Tuesday, March 27, 2007

Review of Turning Gate

"Turning Gate" (2002) by director Hong Sang-soo is one of those movies where the profundity sneaks up on you. For at least the first half of the film I wasn’t even sure if I was watching a depressing midlife crisis, a romantic comedy, a realist art-film exercise or a modernist fable adaptation. Where "Turning Gate" ultimately succeeds, is in being all these things simultaneously.

The protagonist, Gyung-soo, is himself a somewhat paradoxical success/failure. While we are told of his decently lucrative stage-acting career, his crossover attempt into film has resulted in a disappointing financial bust. Gyung-soo is fairly handsome and, as he mentions late in the film, has a strange magnetism that attracts people to him. Yet he is unable to find viable love. His two relationships with women (one of them inadvertently the crush of an old friend and the other a stranger met on a train) form the bulk of the film.

Hong Sang-soo finds a realist mode in his own personal style that is so unhurried that we might be fooled into thinking that he has no agenda. No visible effort is put into making any given conversation arrive at a predetermined conclusion or to take on specific meanings. Dialogue progresses with incomplete sentences, non-sequiturs, awkward pauses, unsophisticated responses, passive aggressions and trivialities. The characters are realized in such a manner as to change between likable, flawed, sympathetic and pathetic from moment to moment with little warning. They have the complicated, ambiguous personalities of everyday humanity. The narrative arc sometimes feels like it has no idea where it is going (an illusion, of course, since Hong Sang-soo knows exactly where he wants the film to end) and the sensation of drifting with the tides gradually aligns us with Gyung-soo’s own confusion, melancholy and desire for love and meaning.
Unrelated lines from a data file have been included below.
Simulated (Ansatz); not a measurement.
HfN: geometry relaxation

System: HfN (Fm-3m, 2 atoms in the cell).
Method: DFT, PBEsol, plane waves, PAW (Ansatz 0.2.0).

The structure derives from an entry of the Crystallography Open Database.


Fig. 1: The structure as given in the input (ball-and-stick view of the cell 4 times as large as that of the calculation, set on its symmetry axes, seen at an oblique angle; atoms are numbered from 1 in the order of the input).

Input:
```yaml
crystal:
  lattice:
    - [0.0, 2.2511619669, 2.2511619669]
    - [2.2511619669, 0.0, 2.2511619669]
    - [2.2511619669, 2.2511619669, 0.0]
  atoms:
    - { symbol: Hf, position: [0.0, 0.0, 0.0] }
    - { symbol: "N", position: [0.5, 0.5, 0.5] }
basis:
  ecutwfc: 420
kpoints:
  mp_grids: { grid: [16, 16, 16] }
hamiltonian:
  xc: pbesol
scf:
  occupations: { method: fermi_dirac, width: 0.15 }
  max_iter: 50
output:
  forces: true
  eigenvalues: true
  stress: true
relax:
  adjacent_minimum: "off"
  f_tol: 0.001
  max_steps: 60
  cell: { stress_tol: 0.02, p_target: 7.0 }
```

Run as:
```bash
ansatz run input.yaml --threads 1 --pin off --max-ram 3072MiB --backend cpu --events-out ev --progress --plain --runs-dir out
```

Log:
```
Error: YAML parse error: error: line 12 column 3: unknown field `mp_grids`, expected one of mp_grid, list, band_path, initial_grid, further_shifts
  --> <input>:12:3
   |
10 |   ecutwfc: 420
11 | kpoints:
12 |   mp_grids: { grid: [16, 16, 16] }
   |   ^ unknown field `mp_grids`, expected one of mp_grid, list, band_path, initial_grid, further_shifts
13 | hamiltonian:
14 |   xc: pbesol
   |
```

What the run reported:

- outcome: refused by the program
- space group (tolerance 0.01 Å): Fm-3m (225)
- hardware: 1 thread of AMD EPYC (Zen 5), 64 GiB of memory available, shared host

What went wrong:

In the second half of the film the sensation of aimless drifting and near-random events is slyly withdrawn. Patterns, coincidences and half-meanings begin to accrue. Buried memories resurface, honest emotions are expressed, surprising links are made and, in the suddenly karmic conclusion, Gyung-soo’s entire story takes on the form of the fable referred to in the title. The revelation, at once upsetting and surprising, inevitable and predictable, feels like a final puzzle piece dropping into place. Perhaps strangest of all, however, is that Hong Sang-soo has provided us with an ending twist, without ever having posed a mystery. What the assembled picture-puzzle reveals is nearly as ambiguous as the story at the start. In Hong Sang-soo’s film, there is still no easy answer, no clarifying revelation, to life itself.

Walrus Rating: 7.0 (but growing higher the more I think about it)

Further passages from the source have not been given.